Adapter and Bridge: Wrapping External Systems and Storage¶

Page Maps¶

graph LR
  family["Python Programming"]
  program["Python Object-Oriented Programming"]
  section["Aggregates Events Collaboration Boundaries"]
  page["Adapter and Bridge: Wrapping External Systems and Storage"]
  capstone["Capstone evidence"]

  family --> program --> section --> page
  page -.applies in.-> capstone

flowchart LR
  orient["Orient on the page map"] --> read["Read the main claim and examples"]
  read --> inspect["Inspect the related code, proof, or capstone surface"]
  inspect --> verify["Run or review the verification path"]
  verify --> apply["Apply the idea back to the module and capstone"]

Read the first diagram as a placement map: this page is one concept inside its parent module, not a detached essay, and the capstone is the pressure test for whether the idea holds. Read the second diagram as the working rhythm for the page: name the problem, study the example, identify the boundary, then carry one review question forward.

Purpose¶

Wrap external systems (APIs, databases, queues) behind stable interfaces so your domain stays clean.

This core reinforces: - ports/adapters (Module 2), - and adds two classic structural patterns: - Adapter: make one interface look like another, - Bridge: separate abstraction from implementation so they can vary independently.

Where This Fits¶

Running example: a monitoring service that fetches metrics, evaluates rules, and emits alerts. In earlier modules we refactored toward a layered design (domain/application/infrastructure) with explicit roles. From M03 onward, we tighten data integrity and lifecycle semantics so the system stays correct under change.

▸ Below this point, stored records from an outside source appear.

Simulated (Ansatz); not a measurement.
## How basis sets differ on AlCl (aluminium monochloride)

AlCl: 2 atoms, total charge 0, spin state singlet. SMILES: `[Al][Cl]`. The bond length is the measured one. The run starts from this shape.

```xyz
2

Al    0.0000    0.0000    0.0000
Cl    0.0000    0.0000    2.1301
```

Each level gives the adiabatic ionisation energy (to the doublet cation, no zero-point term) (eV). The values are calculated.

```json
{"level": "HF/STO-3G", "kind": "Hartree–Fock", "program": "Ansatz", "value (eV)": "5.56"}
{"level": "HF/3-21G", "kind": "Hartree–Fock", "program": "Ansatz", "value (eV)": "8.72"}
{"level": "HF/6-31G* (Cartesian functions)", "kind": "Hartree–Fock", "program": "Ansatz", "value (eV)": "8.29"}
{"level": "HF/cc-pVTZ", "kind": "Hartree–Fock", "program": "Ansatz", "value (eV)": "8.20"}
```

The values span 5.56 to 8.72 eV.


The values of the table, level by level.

1. Adapter: Translate an External Interface Into Your Port¶

Suppose your domain wants:

class MetricFetcherPort(Protocol):
    def fetch(self, name: MetricName) -> float: ...

But the external API provides get_metric(str) -> dict.

The adapter translates:

input type (MetricName → str)
output shape (dict → float)
error mapping (timeout → MetricFetchError)

2. Bridge: Swap Implementations Without Changing the Abstraction¶

A bridge is useful when you have multiple implementations:

HttpMetricFetcher
FileMetricFetcher
FakeMetricFetcher (tests)

The abstraction stays stable (MetricFetcherPort), and implementations vary.

In Python, “bridge” often just means “depend on a protocol and inject the implementation” — exactly what Module 2 taught.

3. Error Mapping Is Part of the Adapter¶

External exceptions should not leak into the domain.

requests raises Timeout
database raises OperationalError

Adapters should catch and raise your own stable errors: - MetricFetchUnavailable - StorageUnavailable

This keeps error handling teachable and consistent (M05C45).

4. Testing: Fakes First, Adapters Second¶

Domain/application tests use fakes implementing the port.
Adapter tests verify translation and error mapping.

Do not test your whole system by hitting the real external service. That is an integration test, not your default unit test.

Practical Guidelines¶

Define ports (protocols) in the application/domain; implement adapters in infrastructure.
Adapters translate types, shapes, and errors. Don’t leak external exceptions inward.
Use injection to swap implementations (bridge-style).
Test with fakes for domain/application; test adapters separately with small contract tests.

Exercises for Mastery¶

Write a MetricFetcherPort and a fake implementation used in unit tests.
Implement an adapter around an external client and test its error mapping.
Add a second implementation (e.g., cache-backed) without changing callers.